Thus, the new method is, that I won’t try to keep up the illusion that text and images were from the same day. If I need to talk about something that happened at the day that I write the post, I’ll simply do so.
Back to the images. I could really have gone on processing images of Thursday, there are at least four contenders left, but for now it’s enough.
All these images were shot with another favorite lens of mine, the Sigma 50/1.4. The Image of the Day is not exactly what I’d call a snapshot, but it was the only way to react to a certain situation. The machine moved, the train moved, seeing, composing, shooting, that was all within one second – and now I greatly like this cruel instrument.
The Bicycles? Well, maybe more my dream than anyone else’s, although Ove has similar obsessions
The graffiti images maybe need some explanation. The second one would have been the Image of the Day, but unfortunately I do not own the Elton John album “Don’t Shoot Me I’m Only the Piano Player”. If I did, I would have named this image (and the whole post) “Crocodile Rock”.
The third graffiti image is definitely an “Urban Dream”, although it presents the old problem of language. How do you cope with an image that contains text, written in a language that 90% of your audience won’t understand?
I have no ready solution but to explain it, and that may well lose the point. Anyway, the text means “Less work, higher wages, self-determination of workers”, a revolutionary, leftist parole, that looks so incredibly out-fashioned on this wall. It is not by accident that this is the wall of a house that belongs (or belonged) to our communist party. Communist romantics, in a way
The next image is more a puzzle than a dream. It contains a typical element of my photography, the bicycle, and then some signs seen from behind, and a poster spelling “Gesucht” or “Wanted”. I like this image. It is dense. It is opaque. It tries to keep you out. It breaks rules. I love it.
The last image is the only one that I didn’t process at all. It’s the JPEG right out of the camera. It’s colors are true to what I remember, but now that I see it, I might as well have pushed saturation a tad.
This also brings up the question if (or if not) these images are the final renditions that will go into the book. Honestly, like so much these days, I don’t know. Last year’s “Tscheppaschlucht” was really easy. Just shoot a bunch of images in a given sequence within a short time, all in one place, all under very similar lighting conditions, all within a small range of subjects, and then process it to a common look. Tedious but simple.
This time it can be everything. I may find a meaningful sequence of subjects and styles, I may have to re-work many of the images into a “look”, or maybe I can bind it with text. I have no idea, or rather, I do have ideas, many of them, but I don’t know yet which of them may apply.
The Song of the Day is “Sweet The Sting” from the 2005 Tori Amos album “The Beekeeper”. Hear it live on YouTube.

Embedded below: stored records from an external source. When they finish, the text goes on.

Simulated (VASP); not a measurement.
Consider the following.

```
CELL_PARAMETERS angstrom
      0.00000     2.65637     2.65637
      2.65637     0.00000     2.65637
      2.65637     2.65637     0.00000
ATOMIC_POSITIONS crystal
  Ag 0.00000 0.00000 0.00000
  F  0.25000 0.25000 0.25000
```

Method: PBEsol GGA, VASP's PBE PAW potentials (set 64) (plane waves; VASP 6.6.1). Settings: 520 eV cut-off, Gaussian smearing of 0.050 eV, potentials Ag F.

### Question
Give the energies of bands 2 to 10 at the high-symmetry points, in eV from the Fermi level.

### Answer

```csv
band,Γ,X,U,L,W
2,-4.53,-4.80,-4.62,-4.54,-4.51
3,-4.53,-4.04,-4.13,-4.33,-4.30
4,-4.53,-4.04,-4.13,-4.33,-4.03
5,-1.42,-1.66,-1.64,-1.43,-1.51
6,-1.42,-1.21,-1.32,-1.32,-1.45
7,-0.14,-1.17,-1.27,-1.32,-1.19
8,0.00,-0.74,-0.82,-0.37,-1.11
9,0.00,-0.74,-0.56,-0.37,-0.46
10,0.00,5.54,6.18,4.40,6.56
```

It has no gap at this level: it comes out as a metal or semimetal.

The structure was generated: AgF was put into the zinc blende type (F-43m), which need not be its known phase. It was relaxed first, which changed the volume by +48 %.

Today I set out to meet with my father in Klagenfurt. We needed to fetch a piece of furniture that had just arrived, and then to do some work in Villach that we had let come together. I expected us to be done with it by 2pm, and had planned to take him up on a mountain, most likely Dobratsch again, as he seems to like being with me while I take photographs.
Normally when I go down to the garage, I take the stairs or sometimes the elevator, but when I bring down the garbage, I enter through the ramp. Today I was about to do so, and just as I rounded the corner, I saw this poor little hydrant standing among all the dirty snow. Light was poor, the sky a solid cover of dense fog. Heck, I thought, I’ll be up on the mountain and shoot grand landscapes, but I can just as well start photographing here.
I did so, and just as I did, one neighbor, German by sound (many Germans work at the Infineon plant just 500 meters away, thus we have an unusually big share of Germans here on the block), brought out some garbage as well and said to me “Oh, no need to photograph this hydrant. Drive up the mountains. The weather is gorgeous up there. I just saw it on the Internet. You’ll get much better motifs there”. “Thanks, but you never know”, said I.
It remained the only image I shot today. We spent much more time in Klagenfurt than expected, and when we were done with work, it was 3:45pm and just that tiny bit too late. I’m glad I didn’t dismiss this image for a grander future
The Song of the Day could have been “Little Boy Blue” just like in “682 – Little Boy Blue“, at least that was my initial impulse, but then I found “Little Blue” from the 1996 Beautiful South album “Blue Is the Colour” (hear it on YouTube), and I’m glad for that as well, because I learned two things:
Paul Heaton has a new album (old news, it’s been out for 7 months, but I didn’t know), and the Pound Sterling is on an all-time low, about parity with the Euro.
The album costs £12.98 at Amazon.co.uk, while it’s €17.95 at Amazon.de. That gave me this kind of buying frenzy, you know, and I ordered it along with all those James albums (the band from Manchester, we’ll get to that, sooner or later) that I had assembled on my waiting list at Amazon.co.uk, but never dared to order

Today, the first day of 2009, I did not go out. Yes, weather was fine, but I still preferred to process yesterday’s many images.
Apart from that I had to recover from the night before. Thus I spent this wonderful day partly in front of the computer, partly sleeping in bed – and I don’t feel bad about it
I had already made up my mind to use an archive image for this post, but then I thought, hell, that’s no way to begin a year. I mounted the Sigma 50/1.4, went out onto the balcony, shot an image of footprints in the snow, figured this would make a nice metaphor for the begin of a year, and back I went to bed
The Song of the Day is called “Footprints” in my European edition, “Long Time Ago” in the US version of Dee Dee Bridgewater’s Malian journey “Red Earth”, but it’s really the same song. Sorry, I have neither lyrics nor a video, but at least Amazon has a sound sample.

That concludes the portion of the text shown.